Perhaps the thickest wall between contemporary popular science
writers and their audience is the essentially unimaginable nature of modern
physics. A century ago, a physics teacher could use pool tables, wheelbarrows,
and spinning buckets to illustrate the forces underlying the universe. And for
most of what happens in life, those examples still suffice. But anybody seeking
to explain or understand the universe in contemporary terms is going to have to
toss all those comfortingly concrete objects in the trash. And what examples
could a contemporary writer use to illustrate the fact that space itself
curves, that there is a universal equation whose result is the Greek letter psi, which represents “every possible
state of the world,” or that the cosmos might consist of one-dimensional
string-like universes moving within a ten-dimensional space? The untrained mind
reaches out, vainly trying to lay its archaic map of the universe over this
alien landscape, and slumps back, befuddled and defeated, thinking only “here
be dragons.”
The 1970s saw a raft of best-selling books popularizing the “new”

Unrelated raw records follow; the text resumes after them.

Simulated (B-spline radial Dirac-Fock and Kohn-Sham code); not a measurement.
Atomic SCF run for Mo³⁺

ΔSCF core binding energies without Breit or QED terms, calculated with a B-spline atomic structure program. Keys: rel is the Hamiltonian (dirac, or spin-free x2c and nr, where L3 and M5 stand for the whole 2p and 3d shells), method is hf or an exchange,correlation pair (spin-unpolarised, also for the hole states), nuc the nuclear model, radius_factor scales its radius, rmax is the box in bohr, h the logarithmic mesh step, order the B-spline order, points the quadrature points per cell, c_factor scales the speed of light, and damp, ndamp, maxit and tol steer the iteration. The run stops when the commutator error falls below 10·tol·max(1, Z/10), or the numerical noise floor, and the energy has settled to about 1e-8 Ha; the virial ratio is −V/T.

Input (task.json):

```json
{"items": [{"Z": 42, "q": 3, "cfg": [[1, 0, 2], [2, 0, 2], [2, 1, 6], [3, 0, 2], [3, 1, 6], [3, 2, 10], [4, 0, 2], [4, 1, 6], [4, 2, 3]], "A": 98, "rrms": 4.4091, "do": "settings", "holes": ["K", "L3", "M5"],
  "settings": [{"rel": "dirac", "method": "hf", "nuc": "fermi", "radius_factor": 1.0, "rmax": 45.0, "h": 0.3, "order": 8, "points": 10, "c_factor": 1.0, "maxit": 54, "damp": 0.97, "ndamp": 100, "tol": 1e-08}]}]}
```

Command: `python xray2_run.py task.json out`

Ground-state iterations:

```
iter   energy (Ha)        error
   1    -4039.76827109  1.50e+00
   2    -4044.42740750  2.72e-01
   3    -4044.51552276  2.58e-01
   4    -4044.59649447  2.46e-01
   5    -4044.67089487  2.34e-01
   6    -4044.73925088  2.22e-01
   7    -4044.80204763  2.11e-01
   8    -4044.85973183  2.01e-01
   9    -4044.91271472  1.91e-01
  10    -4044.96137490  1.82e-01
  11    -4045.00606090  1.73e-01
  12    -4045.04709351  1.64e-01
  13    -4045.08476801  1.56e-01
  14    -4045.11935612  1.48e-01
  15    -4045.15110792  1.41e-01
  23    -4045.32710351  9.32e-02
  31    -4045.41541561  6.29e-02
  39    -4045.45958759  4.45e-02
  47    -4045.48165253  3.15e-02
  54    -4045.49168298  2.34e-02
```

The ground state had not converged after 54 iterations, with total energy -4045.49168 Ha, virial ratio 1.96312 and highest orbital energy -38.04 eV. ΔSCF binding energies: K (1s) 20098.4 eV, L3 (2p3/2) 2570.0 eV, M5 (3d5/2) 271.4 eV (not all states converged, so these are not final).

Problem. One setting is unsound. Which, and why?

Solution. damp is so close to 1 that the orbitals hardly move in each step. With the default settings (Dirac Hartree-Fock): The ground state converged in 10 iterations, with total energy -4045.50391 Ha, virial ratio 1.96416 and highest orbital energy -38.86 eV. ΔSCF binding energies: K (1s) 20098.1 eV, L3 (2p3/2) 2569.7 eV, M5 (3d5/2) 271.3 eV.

physics, which had already been around for a generation. Books like The Dancing Wu-Li Masters and the Tao of Physics (both of which I read and loved) related science to
Eastern spiritualism, generating huge sales numbers that were in direct
proportion to the wince-rate of the physicists who read them (the sleeper film What the Bleep Do We Know? continues
this tradition). Physicists like Steven Weinberg and Stephen Hawking wrote
back, attempting to bridge the gap between scientists and the public without stretching the science, and Neil Turok’s The Universe Within: From Quantum to Cosmos, a book based on Turok’s 2012 Massey Lecture series,
continues in this noble tradition. And as the Director of Waterloo’s Perimeter
Institute, a former chair of Mathematical Physics at Cambridge, and a colleague
of Stephen Hawking, Turok has the chops to accurately capture the world of
modern physics.
But here’s the thing. If you read fantasy literature, you’ll know
that the motif of the one “true” language—the language that includes the real
names for everything and allows one to know and control the relationships between all things—is
ubiquitous. In a sense this language does exist, but unlike the pidgin-Latin
of Harry Potter or the ancient language in Eragon, it requires more than just
knowing words, and it’s devilishly intimidating for the lay-person. The
language is mathematics, and without math, there’s no way to really grasp the
bizarre world of quantum physics. What Turok does, though, is open the door for
us a crack so that we understand enough to feel a sense of wonder about just
how strange the atomic and cosmic foundations of our everyday world are, and
how remarkable it is that there are minds subtle and large enough to grasp
them.
Turok, like Moses or George Mallory, climbs with you for awhile
and then pulls ahead into the misty heights above. Fortunately, like Moses (and
unlike Mallory), Turok comes down from the mountain with the tablets from on
high, etched in a language we can understand, even if we don’t get to see things
face-to-face. And along with his presentations of the perplexing constructions
of modern physics, he also gives us an often moving picture of the people who
struggled, sometimes against considerable adversity, to advance the field, from
historical figures like Maxwell and Faraday, to neglected scientists like Emmy
Noether (who worked without pay as a professor at Gottingen University because
she was a woman), to the adventurous African students who travel to attend the
African Institute for Mathematical Science that Turok co-founded in a derelict
hotel in South Africa with the goal of making “the next Einstein an African.”
We also get snippets of Turok’s own background as well, so the oddities of
relativistic and quantum physics are presented within a personal context. For
the lay reader, it’s this human element that grounds the more esoteric ideas in
the book and makes them less alienating. It certainly helps that Turok is an
infallibly cheerful and accommodating travelling companion.
The Universe Within offers a glimpse into the mysteries of the
cosmos that might just inspire you to follow up Turok’s recommended reading
list or pore through the hilarious and addictive minutephysics videos
produced by his student, Henry Reich (Got only one minute to learn what a Higgs
Boson is? No problem!). In five lectures, Neil Turok can only plant a seed, but
the more we know, the more we want to know, and so his book might just be the
beginning of a mind-expanding journey.